Japan calls on next S. Korean gov't to implement deal on 'comfort women'
TOKYO, April 17 (Yonhap) -- Japan on Monday urged the next South Korean government implement a landmark 2015 deal to resolve the long-running rift over Japan's wartime sexual enslavement of Korean women as the official campaign period for South Korea's upcoming presidential election began the same day.
"The two countries promised to implement the December 2015 agreement that was highly esteemed in the international community regardless of the internal affairs (in South Korea)," Japan's Chief Cabinet Secretary Yoshihide Suga, the top government spokesman, told a press conference.
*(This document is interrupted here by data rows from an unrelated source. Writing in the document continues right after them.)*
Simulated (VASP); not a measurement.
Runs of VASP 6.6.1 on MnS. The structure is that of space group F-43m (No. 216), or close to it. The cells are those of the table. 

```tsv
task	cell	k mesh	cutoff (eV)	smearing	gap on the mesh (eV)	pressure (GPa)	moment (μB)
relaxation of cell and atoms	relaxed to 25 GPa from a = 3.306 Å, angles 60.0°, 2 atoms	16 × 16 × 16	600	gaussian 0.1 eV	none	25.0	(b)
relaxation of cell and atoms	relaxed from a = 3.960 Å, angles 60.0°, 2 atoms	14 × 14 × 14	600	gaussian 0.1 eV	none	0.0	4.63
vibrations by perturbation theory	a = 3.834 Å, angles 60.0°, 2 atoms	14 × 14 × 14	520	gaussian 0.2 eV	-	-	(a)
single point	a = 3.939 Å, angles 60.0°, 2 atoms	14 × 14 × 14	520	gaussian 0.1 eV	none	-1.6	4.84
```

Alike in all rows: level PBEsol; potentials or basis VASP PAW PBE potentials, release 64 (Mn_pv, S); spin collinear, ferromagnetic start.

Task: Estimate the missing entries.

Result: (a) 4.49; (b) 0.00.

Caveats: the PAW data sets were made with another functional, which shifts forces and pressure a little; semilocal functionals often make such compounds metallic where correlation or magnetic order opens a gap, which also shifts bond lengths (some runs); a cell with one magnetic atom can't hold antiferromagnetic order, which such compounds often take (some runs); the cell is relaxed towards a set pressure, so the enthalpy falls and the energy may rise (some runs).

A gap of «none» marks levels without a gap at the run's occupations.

Under the deal, Tokyo apologized and agreed to provide 1 billion yen (US$8.9 million) for the creation of a foundation aimed at helping the victims, euphemistically called "comfort women." They also agreed to resolve the rift over the wartime atrocity "once and for all."
Tokyo claimed that a statue commemorating the victims before its consulate in the southern South Korean port city of Busan, along with another one standing in front of its embassy in Seoul, runs counter to the Seoul-Tokyo deal.
Seoul has called for an appropriate solution to the dispute over the statue but veered off from making a promise to get it removed or moved to another place, saying that it is not in its purview to do so since the statue was built by civic groups.
Suga's remarks reflect Japan's concerns that some major presidential candidates including Moon Jae-in, the leading presidential hopeful from the largest Democratic Party, have hinted at renegotiating the deal, with polls showing some 70 percent of South Koreans wanting the government to renegotiate the Seoul-Tokyo accord.
South Korea is set to hold a presidential election on May 9 following the impeachment of former President Park Geun-hye.
Critics in Seoul demand the cancellation of the accord, saying that the Japanese government still refuses to recognize its legal responsibility and denies the women were forcefully recruited to front-line military brothels. The deal was reached also without consultation with the victims, they said.
Historians estimate that up to 200,000 women, mostly from Korea, were forced to work in front-line brothels for Japanese troops during World War II. Around 40 surviving South Korean victims are mostly in their late 80s.